According to medieval scholars like David Gordon White, Augustine therefore “sanctified” monsters in medieval Christian lore—a “revolutionary” view, as White calls it, at least as compared to that of some of his classical predecessors, for whom monsters were amoral at best (1991: 30). Monsters existed in reality for Augustine’s theology, and their purpose in God’s plan is to remind us of our sins. For White, this Augustinian view of monsters represents a carryover of the dualistic eschatological vision of early Christianity that assumes a great cosmic drama, a battle between Good and Evil, between God and the Adversary. Such a dualistic moral vision, Manichaean in its polarities, was a logical consequence of the biblical creation story in which God ordered chaos—Tehom, the Deep, the equivalent of the Leviathan of Hebrew lore, and all sea monsters—and in which the talking serpent of the garden of Eden was transformed into a seven-headed dragon in the last days (D. White 1991: 193). But whatever the basis of the thinking, there is an underlying structure of ambivalence about the meaning of monsters and their role in the world, just as there was among the ancients.
Somewhat later, in the early seventh century, the Gothic divine Isidore of Seville takes up Augustine’s ponderings with equal fervor, writing a long taxonomy of monsters in his Etymologiae (622–33). In defining what monsters are, he includes such criteria as “superfluity of body parts,” “composite beings,” and “mixture of human and animal parts” (cited in Williams 1996: 107–8). Like his holy predecessor whom he cites copiously on the subject, he accepts the existence of monsters as proven. And he also regards them as being not outside God’s plan, that is, not “contra naturam,” but part of the intended creation in all its diversity and richness (Wittkower 1942: 168).
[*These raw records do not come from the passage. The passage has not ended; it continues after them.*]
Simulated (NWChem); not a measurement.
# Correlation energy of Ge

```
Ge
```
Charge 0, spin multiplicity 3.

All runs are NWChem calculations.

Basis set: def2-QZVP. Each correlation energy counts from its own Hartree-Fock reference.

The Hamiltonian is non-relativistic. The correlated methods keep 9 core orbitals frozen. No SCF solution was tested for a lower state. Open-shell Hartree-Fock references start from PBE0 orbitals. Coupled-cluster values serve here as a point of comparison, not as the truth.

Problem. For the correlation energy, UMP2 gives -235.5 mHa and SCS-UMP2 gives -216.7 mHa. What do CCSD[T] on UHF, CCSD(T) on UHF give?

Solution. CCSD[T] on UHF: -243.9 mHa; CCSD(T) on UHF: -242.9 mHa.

To paraphrase Isidore’s declaration here, the monstrous is a contradiction not of nature but of human epistemological categories, “since the Creator’s will is the nature of everything created.” For the pious Isidore as for Augustine, monsters like people derive from God’s creative powers to invent living forms. This procreative force, originating in God’s will, extends to the human ability to know and to classify what it knows, as always, having a purpose, however enigmatic. Thus, no matter how horrifying to human sensibilities, the monstrous being forms part of this semiotic aspect of nature in that, unlike other signs that reflect the intelligible world, the monster “portends,” “points to,” and “demonstrates” the unintelligible world and its mysteries (Williams 1996: 13).
The fragments constituting the Liber were composed by various hands between the mid ninth and early eleventh centuries, probably by both Old English and continental scribes (Butturff 1968: 1–3). The complete title of the scattered work is Liber Monstrorum de Diversi Generibus, or Book of Monsters of Various Kinds. It consists of five tattered manuscripts now residing in museums in Europe. The original text is in Latin, possibly a translation from the European vernaculars. With great earnestness, it addresses a number of questions about nature, God, men, and monsters. It starts out by replying to a hypothetical question:
You have asked about the hidden parts of the earth and if truly there were as many species of monstrous beings as had been reported in the hidden corners of the earth, beyond the deserts, and in islands of Ocean and in the remote hiding places of the furthest mountains. You have desired me specifically to speak of the three earthly genera that strike mankind with the maximum awe and terror. That is, the monstrous progeny of men, the numerous hideous beasts and the hideous species of dragons, snakes and vipers, (cited in Friedman 1981: 150)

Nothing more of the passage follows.